In real network management systems, each managed entity typically
communicates with a small number (usually one) of management
stations. At the beginning (and maybe every day) they will end up
spending a second or so setting up SAIDs, and maybe again every day or
two, but thats probably the end of it. You picked a particularly bad
example.

> Think about ICMP messages. Do you want to have a session/exponentiations
> for each and every one of them, for the sake of perfect forward
> secrecy, when secrecy itself may not be a concern?

ICMP messages are a much better example -- in a big network where you
will typically not have much occasion to the host telling you
"destination unreachable" or what have you. However, I'll note that
you still have to spend some time looking up the key for the
destination host no matter what you do if you are going to
authenticate, so the situation isn't perfect regardless.

Also, its not a question of secrecy at all in this case, because I
suspect that people will use authentication only in this case and not
encryption.

However...

> Therefore I cast a strong *no* vote to making this feature
> mandatory. (I have already stated that I support this as
> an optional feature for situations where secrecy is essential).
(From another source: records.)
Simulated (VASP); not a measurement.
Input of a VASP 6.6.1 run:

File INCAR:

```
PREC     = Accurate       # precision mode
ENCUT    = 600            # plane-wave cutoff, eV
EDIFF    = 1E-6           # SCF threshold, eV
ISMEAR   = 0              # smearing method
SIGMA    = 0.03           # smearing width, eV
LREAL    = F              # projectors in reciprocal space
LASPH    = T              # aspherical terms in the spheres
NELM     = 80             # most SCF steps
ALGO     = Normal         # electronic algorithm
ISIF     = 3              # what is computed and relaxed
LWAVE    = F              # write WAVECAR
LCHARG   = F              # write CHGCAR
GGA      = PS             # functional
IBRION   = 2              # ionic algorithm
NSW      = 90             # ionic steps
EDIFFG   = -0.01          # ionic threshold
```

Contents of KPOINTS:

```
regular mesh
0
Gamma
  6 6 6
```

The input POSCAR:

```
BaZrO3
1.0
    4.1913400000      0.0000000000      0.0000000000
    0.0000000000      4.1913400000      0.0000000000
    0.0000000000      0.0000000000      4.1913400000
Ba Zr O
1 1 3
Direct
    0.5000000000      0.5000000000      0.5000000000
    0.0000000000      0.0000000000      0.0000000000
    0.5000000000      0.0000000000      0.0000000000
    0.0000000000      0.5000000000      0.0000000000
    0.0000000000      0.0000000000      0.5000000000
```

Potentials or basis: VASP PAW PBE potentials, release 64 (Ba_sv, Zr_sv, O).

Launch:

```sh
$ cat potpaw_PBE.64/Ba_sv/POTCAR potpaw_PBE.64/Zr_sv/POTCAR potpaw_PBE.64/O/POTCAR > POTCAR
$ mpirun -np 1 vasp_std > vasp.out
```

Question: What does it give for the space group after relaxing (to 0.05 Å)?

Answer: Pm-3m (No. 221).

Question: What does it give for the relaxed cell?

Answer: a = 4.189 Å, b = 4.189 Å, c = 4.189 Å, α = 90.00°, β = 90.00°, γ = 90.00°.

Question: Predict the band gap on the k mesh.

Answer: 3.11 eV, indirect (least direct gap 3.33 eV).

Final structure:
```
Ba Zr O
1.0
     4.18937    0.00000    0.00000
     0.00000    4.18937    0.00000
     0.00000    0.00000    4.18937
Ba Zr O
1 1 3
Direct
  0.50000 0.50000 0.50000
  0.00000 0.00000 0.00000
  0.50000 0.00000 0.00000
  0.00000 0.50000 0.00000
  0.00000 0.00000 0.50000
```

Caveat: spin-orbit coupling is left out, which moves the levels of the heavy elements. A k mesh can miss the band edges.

I agree that we shouldn't make perfect forward key secrecy or perfect
forward a requirement for all your work. However, I think that the
ability to use perfect forward secrecy based systems if you wish is a
requirement, because you will have instances where you will need it.
I'd also say that any scheme that unfairly penalizes the use of
perfect forward secrecy is also a problem. If you use perfect forward
secrecy you shouldn't have to pay any more than the cost of the D-H
algorithm. In particular, perfect forward secrecy shouldn't be some
sort of hack hung on the side of the algorithm but should be as easy
to use as any other supported mode.

Key management systems that are too closely linked with a particular
cryptographic algorithm are likely a problem given that technology
advances with time. Certainly we must require a base algorithm for
interoperability (specifying too many options is a recipe for disaster
as the ISO crowd has shown) but that doesn't mean we should handcuff
ourselves to Diffie-Hellman, when other better things might come along.